What roles Cambridge Online Learning Community followers self identify themselves with

Post date: 31-Jul-2016 07:07:41

As most people who work with large sets of data know it does take a long time to sift through them. Spreadsheets and csv file made move to #BigData easier in the beginning. Now we have #AI doing a lot of the sorting as has been seen in the some of the posts on twitter having a # tag or no # tag can make a big difference as to what is picked up and categorised and what becomes the reamainder without a home. Twitter lists are a good way of sorting some of your data visually if you are not happy at looking at csv files it also picks up on those pesky missing # tags.

However if you decide to sort you data at some point after you started getting followers to small business or community group you may struggle if you want to do it all yourself. Time poor people may not have the time to sort their lists. The "data mining" excercise I am about to carry out has the purpose trying to give feedback to those that have taken part as followers in @cambolc up to 1200 UTC +1 on the 30th July 2016 and those who who joined since and will be part of the second #IoT week. We have at present (today) 1148 followers. That is #IoT Week 1 and #IoT Week 2. #IoT Week 2 has 24 members a glance at the little silent movie (except for squeek from mouse) we could do some analysis now and work out the percentage of the followers were present for #IoT week 1

  • 1148-24 gives the number for #IoT week 1
  • (1124/1148) *100 therefore gives us the percentage of 98% after a little bit of rounding up. So 2% of @cambolc have joined since 1200 UTC+1

This data will be constantly changing. The individual lists may overlap with other lists, for instance the business list will include #IoT Week 2 and #IoT Week 2. In order to separate them out you would need the raw data from the Twitter analytics. What you are seeing in twitter lists is the processed data by twitter on one category across all your followers.

Twitter lists appear to be arranged in that the last created list is found at the top of the page. Count down and you will find whichever one happens to be list created 10th from last. To help make the spreadsheet easier to handle and more importantly to display I have given the category or list a number with 1 being the last created.

Table 1. The names of the numbered lists (will be filling in the table over the next day or 2 as categories sorting more important. Old fashioned look and see from one tab to another and counting down to find which number matches which bar int he chart )
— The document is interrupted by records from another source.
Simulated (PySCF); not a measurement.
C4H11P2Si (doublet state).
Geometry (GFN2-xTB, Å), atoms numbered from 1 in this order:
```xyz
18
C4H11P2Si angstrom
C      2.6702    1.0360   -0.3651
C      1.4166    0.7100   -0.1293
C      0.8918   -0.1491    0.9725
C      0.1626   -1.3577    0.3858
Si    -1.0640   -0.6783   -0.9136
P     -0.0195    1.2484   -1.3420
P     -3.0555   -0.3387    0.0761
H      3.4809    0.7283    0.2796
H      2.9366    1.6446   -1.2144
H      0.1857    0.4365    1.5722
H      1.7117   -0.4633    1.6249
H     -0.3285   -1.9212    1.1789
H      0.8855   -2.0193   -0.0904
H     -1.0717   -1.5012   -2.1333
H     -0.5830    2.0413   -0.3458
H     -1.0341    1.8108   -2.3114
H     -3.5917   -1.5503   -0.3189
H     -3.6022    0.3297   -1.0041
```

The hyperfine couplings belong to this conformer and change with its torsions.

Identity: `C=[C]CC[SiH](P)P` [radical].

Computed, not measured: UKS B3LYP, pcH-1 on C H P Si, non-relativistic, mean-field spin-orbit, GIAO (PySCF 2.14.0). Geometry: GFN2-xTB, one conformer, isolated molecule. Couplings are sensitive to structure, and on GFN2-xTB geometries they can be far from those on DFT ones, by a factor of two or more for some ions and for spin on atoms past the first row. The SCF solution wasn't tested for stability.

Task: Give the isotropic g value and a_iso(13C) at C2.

The spreadsheet is set up to calculate the percentage of each category based on how people I have classified by looking at their profile. By doing this on a relatively small sample (if 1000+ is small) I also get a chance to get a "feel" fro the data and so would hopefully be able to spot anything glaringly wrong. I am taking the whole data set as obviously every follower matters and this almost a census of the group. This may take some time but as people are categorised and lists change the spreadsheet will act as a snap shot at a particular time. Saving a copy of the spreadsheet with a different name at that point will allow us to compare points in time. If the analysis is being done by a real person this may take some time. Later in the week I will probably download the .csv file and produce another spreadsheet. But for now this is a crude analysis that anybody could do using Google Sheets.

I have a bit of work to do with the Google Sheets Help pages to find out how to select part of the sheet to embed I suspect it is in the Chart Gadget rather tahna the spreadheet. It is a while since I last inserted a sheet possible 3 years to I will use the Google Effect.